Support overriding/setting `disableHealthTimeout` via annotation on node
How to categorize this issue?
/area usability /area control-plane /kind enhancement /priority 3
What would you like to be added:
An annotation similar to the already existing node.machine.sapcloud.io/trigger-deletion-by-mcm that, if set on a node, disables the machineHealthTimeout for the specific machine until the annotation is removed/set to false.
Why is this needed: We have the use-case where some VMs are powered off because of maintenances unrelated from any gardener related maintenance (OS updated, k8s update, ...).
An external, gardener independent, component (e.g., a daemonset) can check for such maintenances and set the annotation accordingly. After the maintenance is offline and the VM is up and running again, the component would remove the annotation.
Using the in-place upgrade strategy is not suitable for us, as we still want to update nodes by rolling replace. Additionally, the in-place upgrade strategy would cause all nodes of the workerpool to have disableHealthTimeout always set to true (not just while an upgrade is in progress), but we still want to automatically replace machines that unexpectedly went offline.
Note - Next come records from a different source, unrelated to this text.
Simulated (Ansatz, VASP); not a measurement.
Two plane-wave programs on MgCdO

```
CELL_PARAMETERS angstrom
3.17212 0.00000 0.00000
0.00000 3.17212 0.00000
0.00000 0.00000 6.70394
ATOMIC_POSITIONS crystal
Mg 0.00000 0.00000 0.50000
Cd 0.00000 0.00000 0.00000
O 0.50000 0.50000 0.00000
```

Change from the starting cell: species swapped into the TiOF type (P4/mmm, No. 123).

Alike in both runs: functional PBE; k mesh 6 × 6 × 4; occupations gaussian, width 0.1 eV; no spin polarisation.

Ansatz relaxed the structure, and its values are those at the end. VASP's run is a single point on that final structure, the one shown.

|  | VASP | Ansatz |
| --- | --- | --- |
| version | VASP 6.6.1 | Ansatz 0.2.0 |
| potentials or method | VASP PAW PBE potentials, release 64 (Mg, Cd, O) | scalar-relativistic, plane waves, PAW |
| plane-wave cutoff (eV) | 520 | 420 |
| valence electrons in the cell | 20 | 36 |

Additional context/small discussion can be found here: https://gardener-cloud.slack.com/archives/C045DSWJZB9/p1747128961067609
CC: @acumino @unmarshall
If you agree with the proposed solution, we will gladly implement it 😄
@Kumm-Kai We have some questions
- How would MCM proceed with rolling updated for this machine deployment? would these annotated machines be ignored?
- When the annotation is eventually removed from the node, what is the action expected from MCM at that point?
@Kumm-Kai We have some questions
1. How would MCM proceed with rolling updated for this machine deployment? would these annotated machines be ignored? 2. When the annotation is eventually removed from the node, what is the action expected from MCM at that point?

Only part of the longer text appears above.